West Lauderdale aims to defend 4A baseball crown in Jerry Boatner’s final season
Published 11:08 pm Monday, January 29, 2018
- West Lauderdale baseball coach Jerry Boatner is pictured during the 2014 season, when the Knights won the Class 4A state championship. Boatner is preparing to coach his final season at West Lauderdale and is hoping to win his 15th state championship.
COLLINSVILLE — Forty-four years later, it’s impossible not to notice the impact Jerry Boatner has had at West Lauderdale.
Since 1974, the school’s baseball program has been headed by Boatner, and the results have been staggering: 14 state championships and 1,176 wins, the most in Mississippi high school baseball history. That’s in addition to more than 600 wins and eight state championships in the years Boatner coached slow-pitch softball at West Lauderdale.
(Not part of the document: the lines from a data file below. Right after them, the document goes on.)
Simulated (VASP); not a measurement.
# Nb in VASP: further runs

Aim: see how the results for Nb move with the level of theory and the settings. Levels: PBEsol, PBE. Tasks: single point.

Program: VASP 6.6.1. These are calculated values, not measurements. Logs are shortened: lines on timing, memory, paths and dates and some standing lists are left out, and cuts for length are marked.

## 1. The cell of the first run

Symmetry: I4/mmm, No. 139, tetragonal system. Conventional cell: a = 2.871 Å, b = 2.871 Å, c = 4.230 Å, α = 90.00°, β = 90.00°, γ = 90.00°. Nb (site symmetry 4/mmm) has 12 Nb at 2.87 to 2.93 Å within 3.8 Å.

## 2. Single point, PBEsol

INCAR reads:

Monday marked the first day MHSAA baseball teams could practice after school, and this season will mark Boatner’s final one in Collinsville, as the 73-year-old coach said he’s ready to spend more time with his wife, Linda, and their children and grandchildren.
“If I didn’t have any family, I would do it until the day I die,” Boatner said. “The good Lord has blessed me to allow me to do something I have a great passion for, and he’s blessed our program. I have to give him all the thanks and glory, but I keep coaching, I’d feel selfish.”
For the players, Boatner’s pending retirement hasn’t yet sunk in.
“I’ve kind of thought about it some, and it hasn’t really registered with me yet, because he brings so much energy every day and works so hard to make this program what it is now,” junior pitcher/shortstop Kameron Partridge said. “It just hasn’t sunk in yet with anyone I don’t think.”
Senior catcher Chase Tilghman said he has mixed feelings about 2018 being Boatner’s last year at West Lauderdale.
“I’m happy for him,” Tilghman said. “He has a pretty good legacy here, and he’s a legend among us, but it’s kind of sad, especially for the seniors, because we’ve spent six years with him. It’s pretty emotional for everyone.”
Boatner began coaching baseball at Clarkdale from 1968-73 before coming to West Lauderdale in 1974. This year will mark 50 total years of coaching baseball, something that made sticking around another year attractive to Boatner despite the temptation to retire after last year’s MHSAA Class 4A title.
“I probably should have retired last year when we won the state championship, but I wanted to get 50 years in,” Boatner said. “There’s just something magical about 50 years. I told (the school) this year would be the year because, No. 1, I didn’t want to change my mind and, No. 2, it gives the school the opportunity to find the right person (to replace me) and make plans for the future.”
Originally, Boatner wanted to see how far he could go in professional baseball, but he hurt his arm his senior year at Delta State, where he played for legendary coach Boo Ferriss. When he began at Clarkdale, the school hadn’t won a game in several years, Boatner said, and he remembered the excitement after the team won his first game as head coach.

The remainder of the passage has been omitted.